Small Beer Podcast 15: Lydia Millet’s The Shimmers in the Night

The Shimmers in The Night cover - click to view full size

These podcasts are special little moments that pop up in my life, but even when I’m not “on mic” I’m reading to an audience. Every day for almost a decade, I’ve sat with my children and read. Yes, we have a TV. Yes, we have broadband access. But every day we sit together and read novels: novels for kids. That adds up to quite a lot of books.

We read the first book in Lydia Millet’s Dissenters series, The Fires Beneath the Sea, last year, and its sequel, The Shimmers in the Night, earlier this fall. In between, we’ve read quite a number of other books, some of which are just amazing and some of which only part of my tribe actually enjoyed. Hint: it was not the reader. Parenthood has its trials . . .

The Shimmers in the Night was a blast for both reader and audience. Not only that: months later my younger child still asks if the next “Shimmers” book is “ready yet,” while my older child made me solemnly swear to get this particular podcast online “immediately.”

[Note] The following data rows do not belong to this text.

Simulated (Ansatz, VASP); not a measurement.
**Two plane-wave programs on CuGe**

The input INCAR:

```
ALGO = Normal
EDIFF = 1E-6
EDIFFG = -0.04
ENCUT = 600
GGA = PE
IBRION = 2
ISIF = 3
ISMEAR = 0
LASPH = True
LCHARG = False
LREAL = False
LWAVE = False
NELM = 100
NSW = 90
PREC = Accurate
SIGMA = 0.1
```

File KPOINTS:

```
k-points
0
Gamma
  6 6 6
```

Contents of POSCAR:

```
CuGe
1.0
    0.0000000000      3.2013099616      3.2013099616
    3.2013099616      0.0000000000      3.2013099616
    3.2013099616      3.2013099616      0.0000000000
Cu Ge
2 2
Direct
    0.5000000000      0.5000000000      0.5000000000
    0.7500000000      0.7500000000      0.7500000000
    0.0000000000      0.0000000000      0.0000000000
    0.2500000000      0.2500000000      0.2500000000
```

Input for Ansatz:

What makes this podcast extra-special is that Lydia Millet herself is the reader. With the help of a friend, she read and recorded Chapter 1. How fricking cool is that?

I hate to listen to recordings of myself if others are nearby, but I know I’ll be listening to this particular edition with two smaller people by my side.

Episode 15: In which Lydia Millet reads chapter 1 of The Shimmers in the Night.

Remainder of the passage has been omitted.